Question

A wave is travelling along a string. At an instant the shape of the string is as shown in the figure. At this instant, point A is moving upwards. Which of the following statements are correct?

A. The wave is traveling to the right
B. Displacement amplitude of the wave is equal to the displacement of B at this instant.
C. At this instant velocity of C is also directed upwards
D. Phase difference between A and C may be equal to $\dfrac{\pi }{2}$

Answer 1

As the first step you could recall the relation between the particle velocity and wave velocity or else you could derive the same from the expression of displacement of a particle in a wave. Using this expression, you could find the direction of the wave velocity for option A and also particle velocity for option C and thereby see whether those statements are true or false. Amplitude is the maximum displacement, so find whether point B shows maximum displacement. Also, see whether point A and C are congruent points on a wave equidistant from the x-axis with the same velocity directed in the opposite direction.

Formula used:
Relation between particle velocity and wave velocity,
${{v}_{p}}=-{{v}_{w}}\dfrac{dy}{dx}$

Complete step-by-step answer:
In the question we are given a figure of a wave traveling along a string at an instant. It is also given that, at this particular instant, the point A is moving upwards. We are supposed to find which of the given options are true for the given wave.
Let us recall the expression for displacement of a wave,
$y=A\sin \left( \omega t-kx \right)$
This basically is the displacement of a particle at any instant t.
Where, A is the amplitude of the wave. Amplitude is the maximum displacement of the particle.
$\omega$ is the angular frequency, t is the time taken for the displacement and k is the wave number.
Particle velocity ${{v}_{p}}$ is given by,
${{v}_{p}}=\dfrac{dy}{dt}$
$\Rightarrow {{v}_{p}}=A\omega \cos \left( \omega t-kx \right)$ ……………………… (1)
Also,
$\dfrac{dy}{dx}=-Ak\cos \left( \omega t-kx \right)$ …………………………… (2)
From (1) and (2),
${{v}_{p}}=-\dfrac{\omega }{k}\dfrac{dy}{dx}$
Where, $\dfrac{\omega }{k}$ is the wave velocity$\left( {{v}_{w}} \right)$.
So we get the relation between particle and wave velocity as,
${{v}_{p}}=-{{v}_{w}}\dfrac{dy}{dx}$ ………………….. (3)
Now let us come back to the question.
At point A, the particle is moving upward and ${{v}_{p}}$ by convention is positive upward, also slope $\left( \dfrac{dy}{dx} \right)$ at that point is positive. Therefore, in order to satisfy equation (3) wave velocity ${{v}_{w}}$ should be negative. At point A wave velocity is negative, that is the wave is moving towards the left. So, option A is false.
Amplitude by definition is the maximum displacement. Maximum displacement of the given wave is clearly at point B. So, option B is found to be true.
At point C, just by looking at the given figure we can say that it is directed downward. But let us verify this using (3). We had found earlier that the wave velocity of the given wave is negative and also from the figure we can see that the slope $\left( \dfrac{dy}{dx} \right)$ is negative. Therefore, the particle velocity at point is negative, which indicates that at point C, the velocity is directed downward. So, option C is false.
From the diagram, points A and C are found to be equidistant from x-axis. That means the velocities at points A and C are the same but they are directed in the opposite direction. Hence, we could say that the phase difference between the two points is $\dfrac{\pi }{2}$ . So, option D is true.

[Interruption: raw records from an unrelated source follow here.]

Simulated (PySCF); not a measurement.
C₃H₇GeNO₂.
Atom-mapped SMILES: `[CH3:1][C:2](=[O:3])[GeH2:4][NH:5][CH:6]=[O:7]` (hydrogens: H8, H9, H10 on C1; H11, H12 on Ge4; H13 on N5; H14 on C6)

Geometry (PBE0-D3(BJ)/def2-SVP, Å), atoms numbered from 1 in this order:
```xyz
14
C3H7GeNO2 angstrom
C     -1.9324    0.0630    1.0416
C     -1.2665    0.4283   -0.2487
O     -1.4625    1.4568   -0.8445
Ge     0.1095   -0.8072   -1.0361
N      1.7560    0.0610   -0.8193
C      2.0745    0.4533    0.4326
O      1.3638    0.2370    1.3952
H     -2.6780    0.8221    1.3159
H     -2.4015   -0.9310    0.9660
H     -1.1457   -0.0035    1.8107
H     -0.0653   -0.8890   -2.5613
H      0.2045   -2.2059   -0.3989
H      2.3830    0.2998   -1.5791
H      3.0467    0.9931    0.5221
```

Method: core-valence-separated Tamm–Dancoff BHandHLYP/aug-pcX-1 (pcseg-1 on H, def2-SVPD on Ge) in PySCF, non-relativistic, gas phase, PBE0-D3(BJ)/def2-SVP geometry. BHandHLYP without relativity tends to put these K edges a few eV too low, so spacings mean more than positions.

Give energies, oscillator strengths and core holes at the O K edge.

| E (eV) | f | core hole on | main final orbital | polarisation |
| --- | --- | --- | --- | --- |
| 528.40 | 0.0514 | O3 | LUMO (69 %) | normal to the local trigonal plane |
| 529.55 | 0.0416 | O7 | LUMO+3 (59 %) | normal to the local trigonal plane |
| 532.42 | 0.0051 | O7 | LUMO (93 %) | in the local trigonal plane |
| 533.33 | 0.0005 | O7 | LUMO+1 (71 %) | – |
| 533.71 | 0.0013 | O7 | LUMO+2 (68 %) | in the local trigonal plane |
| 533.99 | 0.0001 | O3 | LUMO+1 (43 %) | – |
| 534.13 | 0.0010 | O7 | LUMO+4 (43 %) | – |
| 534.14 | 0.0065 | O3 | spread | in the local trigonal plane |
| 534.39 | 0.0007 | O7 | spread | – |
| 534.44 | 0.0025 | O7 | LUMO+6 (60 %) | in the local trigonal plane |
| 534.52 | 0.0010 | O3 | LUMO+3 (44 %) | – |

So, the correct answers are “Option B and D”.

Note: In questions like this where statements are given for us to find whether they are true or not, chances are there for multiple correct answers. So, to be on the safe side, we could approach such questions in a step by step manner. That is, we should analyze every statement one by one and see whether they are true.